Liuy writeup of Bunescu 2005
This is a review of Bunescu_2005_a_shortest_path_dependency_kernel_for_relation_extraction by user:Liuy.
The paper tries to achieve improvements on extracting top-level relations, by using a new kernel computed based on in the dependency graph. The kernel they propose is explore the shortest-path that is possible between any two entities in the graph. A difficulty is that methods that dependent on paths in the graph is also constrained by the sparsity of the data. The paper resolves this by classifying words by their level of generality (for example, noun, active verb or passive verb). In this way, the method can use both the path and the class information. Consequently, subsequences of nodes along the path, if sparse, can be stilled by used as features. The paper puts their level of generalizations in the positions of the rest of the nodes.

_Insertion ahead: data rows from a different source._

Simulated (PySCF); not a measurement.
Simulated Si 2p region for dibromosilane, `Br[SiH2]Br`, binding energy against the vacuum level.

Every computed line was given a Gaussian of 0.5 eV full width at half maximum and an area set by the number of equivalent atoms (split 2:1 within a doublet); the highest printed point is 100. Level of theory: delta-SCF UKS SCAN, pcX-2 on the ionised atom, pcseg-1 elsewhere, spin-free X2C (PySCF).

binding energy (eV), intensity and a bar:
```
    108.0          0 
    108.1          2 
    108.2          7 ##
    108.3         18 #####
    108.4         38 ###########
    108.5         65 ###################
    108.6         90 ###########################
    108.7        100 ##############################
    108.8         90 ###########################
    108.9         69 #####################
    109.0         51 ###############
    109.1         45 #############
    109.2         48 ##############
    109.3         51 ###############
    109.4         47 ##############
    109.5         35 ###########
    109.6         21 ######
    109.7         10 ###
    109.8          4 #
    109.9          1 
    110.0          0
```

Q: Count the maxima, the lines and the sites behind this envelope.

I have the following concerns on the work : First, the assumption that the shortest path between the two entities can somehow represent their relationship, is not well justified. Given a sentence dependency graph, it is hard to prove that its contribution to the relationship between two entities, will necessarily concentrate in the shortest path between them. The argument given the paper to explain this is still at a heuristic level, and is not convincing.
Second, Although experiments on the ACE corpus shows their advantage compared with the dependency tree kernel, it is lack of insightful analysis on why this happens. I am not convinced by the positive results on a single dataset.